Voter turnout is extraordinarily high, setting records and even exceeding what’s more typically seen in presidential election years. What seems to be driving it is passion -- and ire.

Although great turnout is to be hoped for in every election, this level of public anger is not. Flipping between traditional broadcast and social media sites feels like a pingpong game of accusations. “Traditional” media blames President Donald Trump and Republicans for everything from the negative “tone” of public discourse to the mass murders at the Tree of Life synagogue in Pittsburgh earlier this week. Republicans fire back, pointing to over 600 threats or actual incidents of violence (Breitbart is keeping a tally) by Democrats against Trump supporters, going back to before the 2016 presidential election. Every day brings some fresh outrage. Republicans are incensed by Democrats’ treatment of Supreme Court nominee (now Associate Justice) Brett Kavanaugh. Democrats are infuriated that Trump plans to deny thousands of Central American migrants entry to the U.S.

Although “politics ain’t beanbag,” as the saying goes, no one can point to precisely when or why it got this bad. And there are even fewer attempts to offer solutions.

To my way of thinking, one of the reasons why passions have become so inflamed around matters involving the federal government (presidential and congressional elections, and federal court nominations) is because so much is at stake.

Too much. We have, over the years, given the federal government far too much power. And this is a bipartisan phenomenon.

The typical reasoning in support of a smaller federal government tends to be economic. But I’m arguing that there are psychological reasons why a smaller federal government is healthier for all parties concerned.

The only branch of the federal government that should be making policy is Congress. We elect our representatives every two years, our senators every six years, and -- in theory -- we the voters can remove them if they don’t please us.

But sometimes Congress is passive. Or deadlocked. Or there’s insufficient political will to make tough legislative decisions. So other branches have picked up the slack. President Barack Obama, for example, took it upon himself to do by executive order on immigration what Congress would not do. But those who applauded Obama’s initiative are far less enthusiastic at the prospect of Trump rewriting laws via executive order. The battle for the presidency thus becomes one of all-consuming importance when it’s a matter of whose pen and whose phone will be used to change the law.

Ditto for the U.S. Supreme Court. Deeply contentious issues (abortion and gay marriage, to name just two) are often decided there, rather than in Congress or the 50 separate state legislatures. That gives nine individuals a ridiculous amount of power over the entire U.S. population. In fact, since a mere majority of the nine will suffice, it is only five individuals who possess that disproportionate power. Worse, since those 5-4 decisions are often decided by a single swing vote (as we’ve seen hundreds of times over the past few decades), our inclination to throw tough policy decisions to SCOTUS actually gives one person an absurd amount of power over 325 million people.

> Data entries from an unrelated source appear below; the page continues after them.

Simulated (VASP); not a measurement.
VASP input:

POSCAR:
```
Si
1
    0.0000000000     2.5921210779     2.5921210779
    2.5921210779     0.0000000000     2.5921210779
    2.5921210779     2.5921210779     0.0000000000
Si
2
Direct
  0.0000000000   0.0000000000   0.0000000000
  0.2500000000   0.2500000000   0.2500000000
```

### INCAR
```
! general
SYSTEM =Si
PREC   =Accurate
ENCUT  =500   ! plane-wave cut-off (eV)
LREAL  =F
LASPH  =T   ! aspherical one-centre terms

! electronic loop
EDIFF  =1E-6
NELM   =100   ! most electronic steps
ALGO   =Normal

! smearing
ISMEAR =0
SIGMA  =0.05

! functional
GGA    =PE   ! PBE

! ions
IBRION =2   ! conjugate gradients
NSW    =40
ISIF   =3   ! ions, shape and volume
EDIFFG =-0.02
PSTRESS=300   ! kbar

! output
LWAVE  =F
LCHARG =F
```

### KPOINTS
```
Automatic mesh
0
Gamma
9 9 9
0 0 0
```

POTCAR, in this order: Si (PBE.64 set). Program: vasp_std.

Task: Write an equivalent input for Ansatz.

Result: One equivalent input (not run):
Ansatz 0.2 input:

No wonder half the country went apoplectic over Brett Kavanaugh’s appointment. He’s only supposed to be a federal judge. We’ve made him a god.

But what we have done, we can undo, if we have the gumption.

If the Supreme Court and the White House were not the go-to institutions for monumental policy decisions, the selection of those who inhabit those offices would be fraught with far less significance. Frankly, if even Congress acted less often and our state legislatures (and county boards and city councils) acted more often, all of us would have much closer ties and stronger input in the decision-making processes. This would be a very good thing for the body politic -- and our blood pressure.

I don’t want to minimize the economic impact of our decision to vest the federal government with more and more power. Looking at one criterion alone -- campaign spending -- paints a powerful picture of wasted resources.

According to Open Secrets, the top-10 most expensive U.S. Senate races (Texas, Florida, Missouri, New Jersey, Arizona, Indiana, Massachusetts, Wisconsin, Nevada and Ohio) have already spent over $470 million this year -- nearly half a billion dollars -- just for the campaigns. The 10 most expensive House races have spent over $194 million. That’s just 10 congressional districts out of 435.

That kind of money is being spent during every federal election season. Imagine what we could do about health care, housing, education or opioid addiction if we took the hundreds of millions we’re spending getting Congress elected and spent it on initiatives that truly benefitted the public?

It’s long past time to take back a good deal of the power we’ve ceded to the federal government. For the sake of our republic, and our sanity.